Notes of resistance in the Scottish Whisky Industry - craftsmanship

In late February 2016, I was travelling on a daily basis to a cooperage site in Scotland, to conduct several interviews with coopers for the purpose of examining the quality of their jobs. The coopering trade is a disappearing craft in the Scottish Whisky Industry, mainly because it has been under intense pressure from multinational companies, who have been acquiring local whisky manufacturers and seeking to maximise production and profits.

Coopers have a long tradition in the Spirits Industry in Scotland, and their working practices have remained more or less the same since the trade began [records evidence states that the trade exists for 500+ years]. Their main task is to repair or produce casks that will be used for spirit maturation. The labour process itself is mostly manual-driven, and involves a great level of skill in shaping the wood [staves] and fastening the cask together. Coopers work is undertaken within their individual bench, which encompasses disassembling casks by taking off the hoops that hold the wood together; evaluate the wood for cracks and porosities and repair them; cut wood to replace staves that are unrepairable; to spindle moulder to make the shape of the ends; assemble back the wood; and burn the wood for the exact required time [which varies according to the type of wood]. The skill to conduct these working tasks is acquired through an apprenticeship, which last exactly 4 years. The apprenticeship is based on a direct relationship between the apprentice and the journeyman. Although through the latter description it can be perceived aspects of craftsmanship, the most illustrative example is the tools they use. The majority of these tools have passed from generation to generation, and they still hold the same utility they had since they were built decades ago.

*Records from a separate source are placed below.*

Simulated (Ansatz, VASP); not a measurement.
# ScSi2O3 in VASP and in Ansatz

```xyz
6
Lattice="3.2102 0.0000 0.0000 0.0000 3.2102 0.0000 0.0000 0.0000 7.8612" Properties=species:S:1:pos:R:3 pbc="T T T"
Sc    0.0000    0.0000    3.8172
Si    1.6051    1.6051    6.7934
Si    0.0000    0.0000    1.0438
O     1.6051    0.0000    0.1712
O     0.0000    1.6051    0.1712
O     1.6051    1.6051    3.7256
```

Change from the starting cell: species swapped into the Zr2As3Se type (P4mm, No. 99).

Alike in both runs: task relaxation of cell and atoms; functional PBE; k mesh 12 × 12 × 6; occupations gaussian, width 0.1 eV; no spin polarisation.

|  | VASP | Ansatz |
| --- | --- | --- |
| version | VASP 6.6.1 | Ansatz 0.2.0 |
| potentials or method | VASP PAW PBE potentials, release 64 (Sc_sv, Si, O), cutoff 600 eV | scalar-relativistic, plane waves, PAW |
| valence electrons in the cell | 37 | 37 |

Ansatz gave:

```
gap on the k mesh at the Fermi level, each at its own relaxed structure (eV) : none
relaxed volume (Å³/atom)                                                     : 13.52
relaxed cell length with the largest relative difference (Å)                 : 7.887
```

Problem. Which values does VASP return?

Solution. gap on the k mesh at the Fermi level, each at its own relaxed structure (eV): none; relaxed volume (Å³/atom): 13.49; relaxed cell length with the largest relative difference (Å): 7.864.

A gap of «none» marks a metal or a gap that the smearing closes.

The craft of coopering is regarded by companies as quintessential to the production of casks so they can sustain and mature the spirit, as well as for the image of whisky as “hand-crafted” that most spirits companies want to promote in the consumer market. However, coopers’ high wages based on a piece rate system, the high levels of employment, the standard type of contract [permanent full-time], the fixed working hours [from 7.30am to 4.30pm, Monday to Thursday], has led spirits companies to pressure coopering sites to adopt modern working practices based cost-effectiveness, labour flexibility, and mechanization.

Coopers are also known in the Industry for their combativeness and their effective means of struggle, which are based on high rates of union membership and on a strong identity. Although in the last years the situation has changed slightly [where cooperage sites have become semi-automatized and labour flexibilisation widely used], in some sites, coopers have been able to maintain the old ways of coopering. The cooperage site I visited during my fieldwork was one of such places.

The interviewed coopers identified two different but interrelated factors for being successful in maintaining certain aspects of job quality intact: first, the strong levels of unionization; and second reliance on their craftsmanship skills in order to maintain high quality standards in the production process. It was by maintaining high levels of quality standards of work that coopers were able to maintain control over the production process, and keep management way from grasping the knowledge and techniques necessary to understand the craft. Although the union is indeed an important aspect in regulating the interference of management into the labour process, what seems interesting in this case study is the coopers’ reliance on their “skills” [craftsmanship] as part of a resistance mechanism. It is the coopers’ determination to do “quality work” – being craftsmen – that protects their own work. According to Sennett (2008:9) craftsmanship is “the desire to do a job well for its own sake”, i.e. the perseverance of wanting to do a job well is to assure the perpetuation of that same job. Sennett (2006) also argues that craft motivations can be indirectly noticeable in the damaging consequences of flexible working arrangements that limit quality production, such as temporary contracts that prevent workers from committing to long-term skill development.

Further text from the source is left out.